The issue causing you confusion appears to revolve around the interpretation of the interrogative pronoun what in the prompt "Help what." You are correct that its referent doesn't necessarily have to be a noun - but it does have to be something that functions as a noun. Sometimes prepositional phrases can function as nouns: an example would be
By the creek is my favorite picnic spot.
In the sentence above, the prepositional phrase by the creek functions as a noun and fills the role of subject of the sentence.

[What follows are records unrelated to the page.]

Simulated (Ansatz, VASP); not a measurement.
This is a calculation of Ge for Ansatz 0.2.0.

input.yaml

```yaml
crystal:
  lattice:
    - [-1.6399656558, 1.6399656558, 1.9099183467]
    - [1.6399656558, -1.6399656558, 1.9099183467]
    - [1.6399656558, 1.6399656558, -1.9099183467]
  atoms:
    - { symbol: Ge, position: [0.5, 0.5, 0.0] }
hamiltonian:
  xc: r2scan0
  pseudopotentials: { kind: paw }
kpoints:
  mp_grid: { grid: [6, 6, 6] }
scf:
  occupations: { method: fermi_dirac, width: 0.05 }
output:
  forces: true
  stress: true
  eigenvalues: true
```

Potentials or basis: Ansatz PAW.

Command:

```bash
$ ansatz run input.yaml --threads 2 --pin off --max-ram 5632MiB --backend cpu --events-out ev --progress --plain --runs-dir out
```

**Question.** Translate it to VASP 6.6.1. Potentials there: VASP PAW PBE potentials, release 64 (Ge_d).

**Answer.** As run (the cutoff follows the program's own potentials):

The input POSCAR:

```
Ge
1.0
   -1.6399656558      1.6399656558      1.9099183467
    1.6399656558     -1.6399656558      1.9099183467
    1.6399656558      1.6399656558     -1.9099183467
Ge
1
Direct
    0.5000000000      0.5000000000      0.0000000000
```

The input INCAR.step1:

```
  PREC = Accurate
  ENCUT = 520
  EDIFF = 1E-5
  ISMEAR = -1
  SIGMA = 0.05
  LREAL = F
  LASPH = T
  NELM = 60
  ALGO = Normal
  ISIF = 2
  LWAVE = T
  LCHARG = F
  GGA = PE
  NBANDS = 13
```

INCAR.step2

Recall that the definition of a noun is a person, place, thing or idea. When your instructor or textbook says that a grammatical object fills the role of what or whom, that means that the pronoun whom stands for a person, while what stands for a place, thing or idea. So, if you're trying to find the direct object of the verb "help" by answering the question "Help whom or what," you will be looking for something that fits into one of these categories (like the phrase "By the creek" in the example sentence, which refers to a place).
So, a sentence where a prepositional phrase is the direct object could look like this:
Q: What is your favorite picnic spot? A: I like by the creek best!
There, "by the creek" is the DO of "like."
So, why can't "with your housework" be a prepositional-phrase direct object?
This is because it answers a different kind of "what". Instead of what thing, the prepositional phrase "with your housework" can only answer the question "in what way."
In what way does Sally help you? She helps with your housework.
Thus, you can see that the role of "with your housework" (even when it comes directly after "help," without the word "you" occurring anywhere in the sentence) is not that of a noun, but that of an adverb. Something that functions as an adverb cannot be a Direct Object, because it's a modifier and not a substantive. (Substantive = anything that functions as a noun.)
So, since "with your housework" is an adverbial prepositional phrase in your quoted sentence, that only leaves "you" as the candidate for the direct object of "help."
Another way of looking at it is by analogy: it's easy to visualize what it means to help a person with something. If Sally helps you, you are receiving assistance from her (with something). But if Sally helped with your housework, is with your housework some entity which is receiving assistance with something? If so, could you, Sally, and with your housework all go on a picnic together?
The reason that interpretation doesn't work is that, since with your housework is adverbial and not substantive, even if the sentence were just
Sally helped with your housework
The phrase would still not be a direct object. Instead, the verb "help" would be described as functioning intransitively (meaning it doesn't have a direct object) and would be modified by the same adverbial prepositional phrase. (Although the [semantically] implied object of "help" would still be "you," since it isn't present in the sentence, from a grammatical perspective "help" wouldn't have an object at all.)